R/rgccad.R

Defines functions rgccad

#' Regularized Generalized Canonical Correlation Analysis (RGCCA) is a
#' generalization of regularized canonical correlation analysis to three or more
#' sets of variables.
#' @details
#' Given \eqn{J} matrices
#' \eqn{\mathbf{X_1}, \mathbf{X_2}, ..., \mathbf{X_J}}{X1, X2, ..., XJ} that
#' represent \eqn{J} sets of variables observed on the
#' same set of \eqn{n} individuals. The matrices
#' \eqn{\mathbf{X_1}, \mathbf{X_2}, ..., \mathbf{X_J}}{X1, X2, ..., XJ}
#' must have the same number of rows, but may (and usually will) have different
#' numbers of columns. The aim of RGCCA is to study  the relationships between
#' these \eqn{J} blocks of variables. It constitutes a general framework for
#' many multi-block data analysis methods. It combines the power of multi-block
#' data analysis methods (maximization of well identified criteria) and the
#' flexibility of PLS path modeling (the researcher decides which blocks are
#' connected and which are not). Hence, the use of RGCCA requires the
#' construction (user specified) of a design matrix,
#' (\eqn{\mathbf{connection}}{connection}), that characterize the connections
#' between blocks. Elements of the (symmetric) design matrix
#' \eqn{\mathbf{connection} = (c_{jk})}{connection = (c_jk)} is positive;
#' but usually equal to 1
#' if block \eqn{j} and block \eqn{k} are connected, and 0 otherwise. The
#' objective is to find a stationnary point related to the RGCCA optimization
#' problem. The function rgccad() implements a globally convergent algorithm
#' (i.e. monotone convergence that hits at convergence a stationary point).

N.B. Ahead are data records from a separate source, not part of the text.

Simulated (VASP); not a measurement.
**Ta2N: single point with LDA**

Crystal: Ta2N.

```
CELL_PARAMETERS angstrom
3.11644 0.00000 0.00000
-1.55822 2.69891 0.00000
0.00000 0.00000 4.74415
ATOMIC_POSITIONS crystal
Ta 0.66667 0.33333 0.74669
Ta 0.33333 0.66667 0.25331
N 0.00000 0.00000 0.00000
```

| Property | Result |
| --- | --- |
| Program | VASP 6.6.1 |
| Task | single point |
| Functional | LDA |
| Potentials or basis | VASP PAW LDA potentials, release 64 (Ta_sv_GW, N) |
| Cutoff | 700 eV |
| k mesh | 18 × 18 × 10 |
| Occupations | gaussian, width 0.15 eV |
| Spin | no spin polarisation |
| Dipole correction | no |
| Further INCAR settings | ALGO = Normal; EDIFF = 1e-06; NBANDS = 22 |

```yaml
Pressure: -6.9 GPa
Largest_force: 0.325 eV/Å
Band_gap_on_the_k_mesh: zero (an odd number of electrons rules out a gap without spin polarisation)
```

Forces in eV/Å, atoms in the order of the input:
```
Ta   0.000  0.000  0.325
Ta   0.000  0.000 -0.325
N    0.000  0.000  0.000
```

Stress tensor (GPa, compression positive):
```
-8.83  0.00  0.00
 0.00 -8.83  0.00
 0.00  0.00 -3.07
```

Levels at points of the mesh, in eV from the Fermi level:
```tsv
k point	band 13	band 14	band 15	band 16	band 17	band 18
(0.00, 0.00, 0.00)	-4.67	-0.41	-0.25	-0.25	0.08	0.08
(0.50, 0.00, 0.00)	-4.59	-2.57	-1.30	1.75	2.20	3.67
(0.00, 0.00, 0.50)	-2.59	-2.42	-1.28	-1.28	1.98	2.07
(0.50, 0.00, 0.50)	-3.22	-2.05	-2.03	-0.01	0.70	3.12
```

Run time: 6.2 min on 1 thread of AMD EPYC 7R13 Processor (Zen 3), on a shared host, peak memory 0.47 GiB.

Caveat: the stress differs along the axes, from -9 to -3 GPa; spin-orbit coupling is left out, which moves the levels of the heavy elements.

#' Moreover, depending on the dimensionality of each block
#' \eqn{\mathbf{X}_j}{Xj},
#' \eqn{j = 1, \ldots, J}{j = 1, ..., J}, the primal (when \eqn{n > p_j})
#' algorithm or
#' the dual (when \eqn{n < p_j}) algorithm is used (see Tenenhaus et al. 2015).
#' Moreover, by deflation strategy, rgccad() allows to compute several RGCCA
#' block components (specified by ncomp) for each block. Using deflation, within
#' each block, block components are guaranteed to be orthogonal. The so-called
#' symmetric deflation is considered in this implementation, i.e. each block is
#' deflated with respect to its own component. It should be noted that the
#' numbers of components per block can differ from one block to another.
#' The rgcca() function can handle missing values using a NIPALS type algorithm
#' (non-linear iterative partial least squares algorithm) as described in
#' (Tenenhaus et al, 2005).
#' @inheritParams rgcca
#' @param na.rm If TRUE, runs rgcca only on available data.
#' @param disjunction If TRUE, the response block is a one-hot encoded
#' qualitative block.
#' @return \item{Y}{A list of \eqn{J} elements. Each element of the list is a
#' matrix that contains the RGCCA block components for the corresponding block.}
#' @return \item{a}{A list of \eqn{J} elements. Each element of the list \eqn{a}
#' is a matrix of block weight vectors for the corresponding block.}
#' @return \item{astar}{A list of \eqn{J} elements. Each column of astar[[j]] is
#' a vector such that Y[[j]][, h] = blocks[[j]] \%*\% astar[[j]][, h].}
#' @return \item{tau}{Either a \eqn{1 \times J}{1 x J} vector or a
#' \eqn{\mathrm{max}(ncomp) \times J}{max(ncomp) x J} matrix containing the
#' values of the regularization parameters. tau varies from 0
#' (maximizing the correlation) to 1 (maximizing the covariance).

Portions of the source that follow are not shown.